I think C is absolutely necessary and the game cannot work with it, because this is critical:

> Dropping C entirely would lose the confirmation of 'Seeing both sides'

The game doesn't really work in full ambiguity and uncertainty. Enough people didn't understand it even with C (as you can see if you go read the subreddit about the game).

If it's any consolation, I'm actually deeply worried about this: C is not the salvation we may think. C is not forever, and in fact, it's quite brittle! There's also no, ahem, mechanical way to reverse C back into its... "source". So the source is gone forever; once we have C, C is all there is, for as long as C can last without any failure or decay, which might not be much longer.

1 comments

> Enough people didn't understand it even with C

Yeah that's a good point, and perhaps explains why C was added in the first place.

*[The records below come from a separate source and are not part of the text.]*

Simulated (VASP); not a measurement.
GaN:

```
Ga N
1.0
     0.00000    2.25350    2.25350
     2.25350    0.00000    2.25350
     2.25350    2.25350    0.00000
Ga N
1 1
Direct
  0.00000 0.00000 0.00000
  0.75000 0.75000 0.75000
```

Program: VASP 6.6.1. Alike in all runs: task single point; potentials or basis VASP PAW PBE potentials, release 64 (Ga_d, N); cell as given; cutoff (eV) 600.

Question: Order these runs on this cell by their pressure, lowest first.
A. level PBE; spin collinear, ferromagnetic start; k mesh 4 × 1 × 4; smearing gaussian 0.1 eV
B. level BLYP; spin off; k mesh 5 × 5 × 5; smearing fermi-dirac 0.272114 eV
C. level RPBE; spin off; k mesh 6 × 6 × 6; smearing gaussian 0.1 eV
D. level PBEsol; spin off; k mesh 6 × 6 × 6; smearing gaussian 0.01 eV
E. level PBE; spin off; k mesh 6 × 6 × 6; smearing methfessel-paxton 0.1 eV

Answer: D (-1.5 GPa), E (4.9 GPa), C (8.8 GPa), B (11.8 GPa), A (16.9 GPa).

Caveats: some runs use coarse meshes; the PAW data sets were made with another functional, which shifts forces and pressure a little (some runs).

I was going to say that B also shows the literal protagonist not really understanding it either, however now I think about it that reading doesn't track because as a player you've only been able to see one point of view at each branch along the way, so the other experiences are still happening in the background, just not observed by you.

> C is not the salvation we may think

I agree, and in fact the way C is presented in that moment (and maybe described throughout, it's been a while since I played through the game) also implies a 'nice' closure, or a victory that, like you say, doesn't really exist, on top of taking player's minds away from B.

I guess B is the more obvious existential horror, C is one you have to question a bit before it starts to feel wrong.